'It's their Stanley Cup'
For kids who don't travel to out-of-town games and tourneys to play competitive hockey, the Walter Gretzky Hockey Tournament is a big, big deal.
"It's their Stanley Cup," says Kevin Murray, the general manager of the Brantford Minor Hockey Association, about the teams that come from all over Ontario for the annual event at the Wayne Gretzky Sports Centre.
"This is all house league or recreational hockey, so, for some of these kids, it may be the only tournament they ever come to in their minor hockey career."
That doesn't make it any less competitive though, Murray emphasizes. The 110 teams that are part of the event fought hard over the weekend to get into the semi-finals and try to claim the top prizes.
Players came from Windsor to Ottawa with multiple teams from the Sudbury area.
The draw of Brantford is a well-run tourney at a first-class facility that caters to the schedules of travelling families and, like a cherry on top of the ice cream sundae, the chance to meet the tournament's namesake, Walter Gretzky himself.
"Walter is a very big draw," Murray says. "He's important to the kids and the parents and people always tell us that."
There's a line-up of old and young waiting to see Gretzky at his spot just outside the Brantford Hockey Hall of Fame.

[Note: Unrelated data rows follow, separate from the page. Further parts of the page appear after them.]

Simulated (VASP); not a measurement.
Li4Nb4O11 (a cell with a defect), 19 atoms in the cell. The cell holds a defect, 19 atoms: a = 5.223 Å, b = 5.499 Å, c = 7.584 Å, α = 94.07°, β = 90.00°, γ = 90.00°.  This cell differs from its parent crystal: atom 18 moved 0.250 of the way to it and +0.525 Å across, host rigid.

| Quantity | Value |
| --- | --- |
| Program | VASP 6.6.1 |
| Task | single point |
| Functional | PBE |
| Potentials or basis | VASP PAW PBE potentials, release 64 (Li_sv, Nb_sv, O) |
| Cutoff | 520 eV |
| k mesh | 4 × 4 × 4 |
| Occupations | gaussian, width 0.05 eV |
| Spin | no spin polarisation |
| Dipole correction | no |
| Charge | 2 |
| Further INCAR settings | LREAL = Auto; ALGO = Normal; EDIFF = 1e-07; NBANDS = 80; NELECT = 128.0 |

At these tournaments, he puts in hours of autograph signing and posing for photos, working to ensure every fan leaves happy.
"I'm not a hockey player. I'm not an ex-hockey player. I'm the father of a hockey player and look at this line-up! It's unbelievable."
The association ensures someone is with Gretzky, wrangling the line of fans and pulling him from his spot for him to take needed breaks.
Last year, Wenda Render brought her son Kyler to the tournament from their home in Kemptville and was thrilled when she pulled up to the sports complex and was told Gretzky was inside, signing autographs.
"I threw the car in park and ran in. I didn't care if I missed the hockey game because I wanted to see Walter Gretzky."
Render got another shot with the hockey patriarch this year and said she loves the fact that her hockey idol has his own parking spot at the complex.
And the giant statue of Wayne Gretzky outside is also a great draw in her eyes.
Kyler's Kemptville team had group and individual photos taken by the statue and values them more than the traditional on-ice shots that players normally get at the end of the year.
Aside from the excitement of travelling to a new venue as a group, the tournament also offers an important chance for house league teams to play other teams they don't normally meet throughout the year.
Hockey dad James McGill from Powassan, near North Bay, watched with a grin as his 16-year-old son David slid down the ice on a break-away and scored a goal.
"Why wouldn't we want to come here?" he asked.
"It's a well-run tourney where you can spend the weekend without worrying, a nice city where everyone is friends and decent facilities where, last year, my other kids went swimming."
And, again, there's Walter Gretzky.
"Last year David and I met and spoke with Walter and it was a real highlight for us. He's an iconic Canadian and it was great for our family to see how humble a guy he is."
Add in the lessons of hockey - teamwork, how to lose after working hard, getting along with others - and, McGill says, it's no wonder that his other four kids are also involved in minor hockey.
"It's hard to teach all those lessons to someone who's sitting in front of a computer."
This tournament and the Wayne Gretzky Hockey Tournament that ran last week are the local hockey association's two biggest fundraisers, pushing the organizers to eat, sleep and breath the game for several weeks.
"It's my job," said Murray, "but there are volunteers who are here for hours and hours. It's taxing on all of us. We're ready for a long winter's nap."
A few years ago, the tourney had only about 70 teams each year but, at 110 teams, it's now at the maximum possible, Murray said.
Several local teams made the semi-finals over the weekend, including AtoMc Sutton Realty, Smiles in Motion, Itech, Scotia Bank, Bialas Printing and Scissors Over Comb.